Part of the debate – in the Senedd at 5:40 pm on 3 November 2021.
Janet Finch-Saunders said that we needed to show action on funding the green agenda, skills, and decarbonising buses, but, acting Presiding Officer, last week in a budget when not once was the term 'climate change' mentioned, we saw our capital budget cut. At the end of this Senedd term, it'll be 11 per cent lower than it is today; £3 billion less for the Welsh economy than if the Conservatives, since they've been elected, had kept spending in line with the growth in the economy. We can't simply invest money that we do not have. The money we are currently spending on apprenticeships and building support is funded by the EU. We were told by this Government that we would not have a penny less by leaving the EU. This year, if we were still within the European Union, we'd expect £375 million, and this Conservative Government has given us a fraction of that. So, how the Conservatives expect us to fund these things they're demanding us to do whilst cutting our money I simply do not understand.
Janet Finch-Saunders again said that we're not taking action on banning single-use plastics, but since this Government has passed the United Kingdom Internal Market Act 2020, we are not clear what powers we have to act. So, again, they're criticising us for not acting, but their own Government is taking actions that are preventing us from acting.
There was further hypocrisy, I think, from the Conservatives on fossil fuels. We've heard, at the COP in Glasgow, the Prime Minister saying that the UN needs to move away from coal, but that is the opposite of what the UK Government is doing. It's the current policy of the Government that the Coal Authority has a duty to support the continued extraction of fossil fuels. That is not what we want to do in Wales; we have a very clear policy of stopping using fossil fuels. Unless the UK Government agree to our request to cancel a licence granted in 1996 at Aberpergwm, some 40 million tonnes of coal will be extracted from this mine by 2039—100 million tonnes of carbon dioxide. We want to keep this coal in the ground, but the UK Government, because of the powers in place, threaten to sit by and watch this coal being extracted in the face of our wishes. Now, the Coal Authority have told us they are minded to agree to our request—to deconditionalise this licence, as it's called—and we have written to the Secretary of State for Business, Energy and Industrial Strategy to intervene. So, if the Conservatives in this Chamber are really sincere about the need for action, perhaps they would support us in writing to Kwasi Kwarteng, asking him to stop this coal being extracted from Welsh soil, because we don't want it to happen, and the only reason it may happen is because of their inaction and their policies.

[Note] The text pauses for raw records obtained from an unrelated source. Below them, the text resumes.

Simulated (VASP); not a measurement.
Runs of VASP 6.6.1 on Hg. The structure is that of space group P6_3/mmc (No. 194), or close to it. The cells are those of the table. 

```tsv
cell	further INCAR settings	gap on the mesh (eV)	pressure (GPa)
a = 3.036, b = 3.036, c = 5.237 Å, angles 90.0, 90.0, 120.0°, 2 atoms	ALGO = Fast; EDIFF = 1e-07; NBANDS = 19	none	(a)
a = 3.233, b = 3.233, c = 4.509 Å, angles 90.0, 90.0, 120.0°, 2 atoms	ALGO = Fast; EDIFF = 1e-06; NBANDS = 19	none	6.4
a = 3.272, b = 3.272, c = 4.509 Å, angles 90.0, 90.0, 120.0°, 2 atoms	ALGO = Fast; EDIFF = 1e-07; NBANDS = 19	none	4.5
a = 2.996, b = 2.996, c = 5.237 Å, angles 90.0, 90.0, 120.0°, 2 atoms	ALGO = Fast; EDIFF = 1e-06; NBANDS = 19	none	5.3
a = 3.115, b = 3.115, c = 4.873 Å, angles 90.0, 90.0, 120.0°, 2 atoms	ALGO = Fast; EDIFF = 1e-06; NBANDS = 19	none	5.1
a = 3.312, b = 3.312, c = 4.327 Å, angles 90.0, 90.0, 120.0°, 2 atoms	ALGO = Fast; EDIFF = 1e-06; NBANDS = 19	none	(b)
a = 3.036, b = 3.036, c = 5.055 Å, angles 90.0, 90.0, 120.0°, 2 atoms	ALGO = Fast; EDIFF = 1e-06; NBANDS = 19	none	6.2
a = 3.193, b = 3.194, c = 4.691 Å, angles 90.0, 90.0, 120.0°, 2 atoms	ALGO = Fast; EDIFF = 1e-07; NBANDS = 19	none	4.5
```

So, enough of this hypocrisy. We do want to collaborate with our colleagues in the other parts of the UK, and we are trying very hard. We've met throughout the summer with UK Ministers and officials, as we drew up our net-zero plan in parallel with their net-zero plan. In fact, the UK Government Minister told us they would share their plans with us in advance so that we could collaborate. Did they share them? Did they heck. We did not see their plan until midnight the day it was published. Now, how is that collaborating? It is not collaborating; it is hollow words.
We are nonetheless doing our best to work together on the deposit-return scheme, and despite Janet Finch-Saunders saying that there was no action, we intend and hope to bring regulations forward for the scheme, to implement the scheme, in the summer of 2022. Janet Finch-Saunders mentioned a scheme in Conwy—an excellent scheme. She failed to mention this was a scheme in partnership with the Welsh Government that we have funded. And I visited the technology firm Polytag in Deeside last month and saw the exceptional work they've been doing with Conwy on a digital deposit-return scheme. I think that has real potential, and I commend Conwy for their work with us and Polytag on that.
We are delivering our clean air plan, which includes the development of a clean air Bill, which will establish a more proactive regime for improving air quality that will have regard to the World Health Organization guidelines on setting targets. These have only just been published, acting Presiding Officer, and it takes time for us and our officials to assess that and build that into the scheme that we are developing. But, of course, we're not waiting for a Bill to act, we are acting now. At the beginning of the last Senedd term, Wales was spending £5 million a year on active travel schemes—schemes to get people out of cars, using clean transport for local journeys. At this point, we are spending £75 million every year on schemes. We know that 10 per cent of car journeys are under a mile, and that half of car journeys are under five miles. Many of these could be replaced through active travel. We're investing. We're not waiting for a clean air Act, we're acting now.
Our Net Zero Wales skills action plan is being developed to support workers to gain the skills they need to play a role in delivering a just transition that reduces emissions while promoting well-paid jobs. As part of our commitment towards renewable energy, we are working to establish Wales as a centre of emerging marine energy technologies, and we have set up a marine energy programme to deliver on this commitment. But, to continue to support the industry to the level I think everyone in the Senedd would want, the UK Government must replace, in full, the EU funds that, in the past, have proven so vital in the progress that we have made to date. I'm at the moment working with industry experts on a deep dive on barriers to renewable energy. I met again this morning, I met with industry earlier this week, and we're making good progress in setting out actions that we can take in the short term to move progress.
Acting Presiding Officer, climate change affects every aspect of our lives and every corner of Wales. These are challenging times and there are difficult choices ahead of us, but there is hope, and, as Delyth Jewell said, there is still time. There are practical steps that we are taking and can take together to ensure the green recovery and our transition to a net-zero Wales is a just transition—one that leaves no-one behind, making sure the cost of change doesn't fall onto the shoulders of the worst-off in society. And our recently published Net Zero Wales plan sets out 123 policies and proposals that'll deliver, in the next five years, on our climate change targets to put us on the trajectory we need to be on to reach net zero by 2050. We all need to step up, to play our part and to lead the way for a greener, stronger Wales. But words won't do it, Dirprwy Lywydd. We have to follow through in actions, and we've heard this afternoon, I'm afraid, from the Conservatives, a complete load of hypocrisy that serves no-one.